Every time I work with programmers who learned Python some years ago, but didn't study a career or moved from a more artistic position into programming, or did a short course on programming Java or C++, and lack knowledge of important topics of software development, I tend to explain stuff that they don't know about in order to help them know more and work better.

But it's common to sense a little bit of frustration, passiveness, difficulty to learn and listen... or a very egocentric or defensive behavior to protect their own knowledge. Some of them feel seriously attacked when you ask them if they know a software pattern and they are forced to say no (probably because they don't even know what that is). Others learn tremendously fast and end up being better than engineers. It depends on the attitude, and the acceptance of not having studied a career and having to learn many stuff by yourself. And you can probably feel bad if you didn't. It's ok! In fact, I wish I had done that. It took 9 years for me to finish the whole process.

Anybody can learn programming. But unlike most people think, specially recruiters and people who don't know about it, being a Computer Engineer is not only being a programmer.

The list

This is the list that I'd show people that contains all things I had to study and pass or study myself better afterwards in order to be what I am right now. Most of it is mandatory in a computer engineering career, you will not use most of it on a daily basis but it gives a background and foundations that improve the quality of your work immensely... unless you don't care about it and get stuck at the end of your career and forget most of it afterwards.

And it takes years and years to be an expert on any of these... It's funny to see how often job offers ask for "experts on c++". I don't think they seriously know what that means... 

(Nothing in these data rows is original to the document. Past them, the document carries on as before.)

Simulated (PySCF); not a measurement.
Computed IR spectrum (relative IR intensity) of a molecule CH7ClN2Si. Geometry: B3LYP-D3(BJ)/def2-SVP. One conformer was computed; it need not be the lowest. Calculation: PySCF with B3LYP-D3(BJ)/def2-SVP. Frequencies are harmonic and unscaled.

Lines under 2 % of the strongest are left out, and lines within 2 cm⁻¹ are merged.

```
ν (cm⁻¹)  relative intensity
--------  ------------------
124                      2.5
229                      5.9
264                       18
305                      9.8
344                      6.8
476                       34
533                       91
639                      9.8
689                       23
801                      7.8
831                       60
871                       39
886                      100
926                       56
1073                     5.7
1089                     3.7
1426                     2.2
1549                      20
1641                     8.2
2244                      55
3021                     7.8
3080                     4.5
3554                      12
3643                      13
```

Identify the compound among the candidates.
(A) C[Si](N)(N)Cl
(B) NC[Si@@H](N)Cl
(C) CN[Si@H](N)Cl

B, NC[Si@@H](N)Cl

  • Programming basics. Pascal programming language, or another very basic one.
  • Machine code, compilation theory.
  • Object Oriented Programming (OOP) theory: encapsulation, inheritance, polymorphism, etc.
  • Basic Java programming language, generally used as well as Python to teach OOP theory
  • Basic C++
  • Linear algebra (matrices, vectors, spaces, basis, for a whole year)
  • Discrete algebra (definition of numbers, groups, rings, and other mathematical items)
  • Calculus (series, limits, and many many more)
  • Fourier analysis, derivative and integral calculus.
  • Basic Algorithmic theory (2 whole years). Big O notation, methods to convert recursive to iterative, methods to generate algorithms given a problem, methods to measure the efficiency of algorithms...etc  
  • Data structures: Trees, algorithms related to trees.
  • Ordering algorithms (quick sort and many others)
  • Data structures: Lists, Stacks, LIFOs, FIFOs, etc, and related algorithms.
  • Medium C++ and programming concepts: Templates, namespaces, interfaces  and a lot lot more.
  • Software design or software engineering (a full year, and it's not enough)
  • Software Pattens (many of them)
  • Techniques for measuring  times to develop apps via function points and such
  • Organizational skills for software design and development. Paperwork, technical documents, etc
  • Databases theory and practice (full year). Design concepts, simplification algorithms, efficiency. MySQL, Oracle.
  • Operating System theory (a full year, not enough). Multithreading, internals of operating systems, and a lot more.
  • UI development principles, and UX (user experience) concepts.
  • 3D graphics programming (in case you're interested), like OpenGL...etc.
  • Electronics principles, electricity and such.
  • Physics basics.
  • Analog circuit design, digital circuit design, and practical implementation (3 years non stop)
  • Creation of RAM, Cache and other devices via circuit design and theory.
  • Details of circuit implementation in many detail of processor history and evolution in time.
  • Processors theory, memory management, heap, stack, how it is all stored and reserved, also via code.
  • Hard drive memory management algorithms, ram and other type of memories too.
  • Automata theory (a full year) : State machine design, algorithms on state machines and many other related things.
  • Artificial intelligence algorithms, (a full year), theory. Cellular automatas, etc etc.
  • Statistics and its use on algorithms.
  • Robotics (in case you're interested), programming robots and inverse kinematics, direct kinematics calculations.
  • Optional subjects like company management, economy principles, and such.
  • I think I forgot many other things...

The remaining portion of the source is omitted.